These testimonies are from real women with real life experiences who are sharing their stories to hopefully help encourage you and help you relate to their experiences. I was born to first generation American parents, each coming from Italian immigrant families. Their parents, both sets of my grandparents, spoke Italian and very little English. Their … Read more

Is it ok to date again without being fully divorced because of government shutdowns?

As the ministry of The Trinity Church has increased and moved temporarily online, Pastor Mark, Grace, and family have been releasing a special series of “Ask Pastor Mark” videos each week to help answer pertinent questions during this time! This question is about whether it’s ok to date again without being fully divorced because of government shutdowns.

Have a question you’d like answered in a potential future Ask Pastor Mark video? Send an email to [email protected].

What Reasons Does the Bible Give for Divorce?

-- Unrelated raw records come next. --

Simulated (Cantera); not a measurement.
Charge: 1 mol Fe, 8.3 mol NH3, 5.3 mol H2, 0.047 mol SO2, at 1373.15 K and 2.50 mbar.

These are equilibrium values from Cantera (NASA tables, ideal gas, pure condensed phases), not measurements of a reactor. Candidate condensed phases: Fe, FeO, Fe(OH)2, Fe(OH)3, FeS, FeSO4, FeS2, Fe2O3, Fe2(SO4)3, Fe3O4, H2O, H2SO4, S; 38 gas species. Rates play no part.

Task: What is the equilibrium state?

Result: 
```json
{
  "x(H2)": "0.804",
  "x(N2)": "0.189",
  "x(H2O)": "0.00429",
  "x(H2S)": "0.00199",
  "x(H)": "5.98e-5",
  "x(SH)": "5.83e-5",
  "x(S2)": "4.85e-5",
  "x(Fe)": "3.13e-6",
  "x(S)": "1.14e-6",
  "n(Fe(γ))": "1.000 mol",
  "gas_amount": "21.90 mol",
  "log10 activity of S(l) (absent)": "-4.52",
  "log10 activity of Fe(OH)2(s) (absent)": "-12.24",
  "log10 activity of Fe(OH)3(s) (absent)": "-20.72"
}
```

In our six-week study of the Old Testament book of Malachi, the subject of divorce is the focus of chapter 2. Most anytime this subject arises, there are numerous questions that people have, including the reasons divorce is permitted according to the Bible. This subject is one of the most debated and complicated in all of Scripture, largely because of the complex nature of the marriage relationship and great emotions surrounding the family. Here are four scenarios, or grounds, for a possible divorce according to the Bible:

1. Death

Romans 7:2: “a married woman is bound by law to her husband while he lives, but if her husband dies she is released from the law of marriage”.
1 Corinthians 7:39: “A wife is bound to her husband as long as he lives. But if her husband dies, she is free to be married to whom she wishes, only in the Lord.”

2. Abandonment

1 Corinthians 7:15: “if the unbelieving partner separates, let it be so. In such cases the brother or sister is not enslaved”.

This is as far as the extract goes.